Freight rates for large capesize dry cargo vessels on key Asian routes, which are close to multi-month highs, are likely to remain firm next week as cargo activity picks up from Australia after bad weather disrupted operations at Dampier this week, brokers said.
“The capesize market is steady. Rates are well above where people expected them to be,” a Singapore capesize broker said on Thursday.
“The market might correct itself slightly, but there’s no need to panic,” the broker added.
Average capesize earnings were around $19,180 per day last Friday, compared with around $2,931 per day a year earlier, according to data from shipping services firm Clarkson.
That came as charter rates from Brazil to China surged to $16.70 per tonne on Monday, the highest since Dec. 3, 2014.

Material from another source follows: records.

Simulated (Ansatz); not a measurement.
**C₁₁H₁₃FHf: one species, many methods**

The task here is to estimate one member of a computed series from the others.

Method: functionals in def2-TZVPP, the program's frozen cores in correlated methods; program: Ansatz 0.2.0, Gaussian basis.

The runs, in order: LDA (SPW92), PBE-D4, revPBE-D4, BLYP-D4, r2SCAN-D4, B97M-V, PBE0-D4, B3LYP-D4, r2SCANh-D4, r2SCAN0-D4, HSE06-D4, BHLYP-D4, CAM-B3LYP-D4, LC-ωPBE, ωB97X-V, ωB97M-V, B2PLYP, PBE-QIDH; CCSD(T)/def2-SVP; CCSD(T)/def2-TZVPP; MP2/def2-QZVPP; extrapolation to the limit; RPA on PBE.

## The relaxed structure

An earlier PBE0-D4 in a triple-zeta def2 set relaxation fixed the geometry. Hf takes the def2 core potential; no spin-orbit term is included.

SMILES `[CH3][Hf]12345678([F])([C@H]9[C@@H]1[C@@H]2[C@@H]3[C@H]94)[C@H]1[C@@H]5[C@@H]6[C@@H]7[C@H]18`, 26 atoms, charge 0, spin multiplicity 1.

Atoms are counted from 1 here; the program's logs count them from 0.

Rates on the route from Australia to China climbed to $6.93 per tonne last Friday, the highest since Nov. 22.
Norwegian ship broker Fearnley said the capesize market is “taking a breather after rallying – but (the) outlook for weeks to come (is) not scary.”
There are “huge iron ore volumes committed on the Brazil/China trade,” but only a limited number of vessels still available for charter to load cargo in April, Fearnley said in a note on Wednesday.
The closure of Dampier port due to bad weather this week dampened chartering activity and freight rates, the Singapore capesize broker said. The port reopened on Thursday, a move which is likely to lead to a pick-up in chartering activity and possibly higher rates, the broker added.
Charter rates from Western Australia to China slipped to $6.59 a tonne on Wednesday from $6.68 a tonne a week earlier.
Freight rates for the route from Brazil to China climbed to $16.24 per tonne on Wednesday from $15.96 per tonne the same day last week.
Charter rates for smaller panamax vessels for a north Pacific round-trip voyage fell to $9,807 per day on Wednesday, down from $10,089 per day last Wednesday.
Peter Sand, chief shipping analyst at industry lobby group BIMCO, said the rise in dry cargo freight rates this year “is certainly positive, but there is still work to be done on the supply side.”
“A significant level of demolition activity must be maintained,” he added.
Rates in the Far East for supramax vessels rose to around $12,500 per day for trips from India and Indonesia to China and North Asia this week compared with $9,000-$11,000 per day last week, brokers said.
The Baltic Exchange’s main sea freight index climbed to 1190 on Wednesday from 1147 last week.